During a pre-trial hearing, Jackson objected to the State’s introduction of several photographs taken of appellant at a Halloween party held in 2000. Appellant was dressed as a prisoner. The State later sought to introduce only one of the photographs to show appellant was at the party along with two State’s witnesses who would testify that Jackson had sold them things stolen from the victims. Jackson contended the photograph was prejudicial because he was dressed in a prison uniform. He argued the photograph was more prejudicial than probative.
On appeal, Jackson contends the photograph gave the impression that he had a light-hearted attitude toward lawlessness and found criminal behavior amusing. Jackson contends the photograph was irrelevant to any issue. Further, he argues he never contested he was at the Halloween party and offered to stipulate he was there.

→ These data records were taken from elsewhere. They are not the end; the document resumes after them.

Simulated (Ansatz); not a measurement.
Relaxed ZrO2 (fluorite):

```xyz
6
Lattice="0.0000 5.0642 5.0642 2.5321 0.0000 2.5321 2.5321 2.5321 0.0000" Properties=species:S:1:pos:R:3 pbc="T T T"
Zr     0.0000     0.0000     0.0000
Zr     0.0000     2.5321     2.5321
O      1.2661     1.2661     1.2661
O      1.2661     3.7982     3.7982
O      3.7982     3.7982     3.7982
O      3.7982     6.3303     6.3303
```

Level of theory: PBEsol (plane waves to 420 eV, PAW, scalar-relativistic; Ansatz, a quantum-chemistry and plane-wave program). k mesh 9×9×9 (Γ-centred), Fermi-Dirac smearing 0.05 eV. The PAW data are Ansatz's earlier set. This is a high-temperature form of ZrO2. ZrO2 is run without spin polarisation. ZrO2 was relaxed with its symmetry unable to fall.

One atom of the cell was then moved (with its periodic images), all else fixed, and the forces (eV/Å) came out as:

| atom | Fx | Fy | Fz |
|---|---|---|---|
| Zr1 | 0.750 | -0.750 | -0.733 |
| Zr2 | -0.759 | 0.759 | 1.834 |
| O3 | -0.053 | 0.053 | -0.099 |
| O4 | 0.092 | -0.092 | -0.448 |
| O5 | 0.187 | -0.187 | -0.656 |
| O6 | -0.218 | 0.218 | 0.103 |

The State, however, has the right to prove every element of the crime charged and is not obligated to rely upon a defendant's stipulation. State v. Johnson, 338 S.C. 114, 122, 525 S.E.2d 519, 523 (2000). The relevancy, materiality, and admissibility of photographs are matters left to the sound discretion of the trial court. State v. Kornahrens, 290 S.C. 281, 350 S.E.2d 180 (1986). “[T]here is no abuse of discretion if the offered photograph serves to corroborate testimony.” Johnson, 338 S.C. at 122, 525 S.E.2d at 523. However, photographs calculated to arouse the sympathy or prejudice of the jury should be excluded if they are irrelevant or not necessary to substantiate material facts or conditions. State v. Brazell, 325 S.C. 65, 480 S.E.2d 64 (1997). To constitute unfair prejudice, the photographs must create “an undue tendency to suggest a decision on an improper basis, commonly, though not necessarily, an emotional one." State v. Alexander, 303 S.C. 377, 382, 401 S.E.2d 146, 149 (1991). Even if evidence was irrelevant and thus wrongly admitted by the trial judge, its admission may constitute harmless error if the irrelevant evidence did not affect the outcome of the trial. State v. Johnson, 306 S.C. 119, 410 S.E.2d 547 (1991).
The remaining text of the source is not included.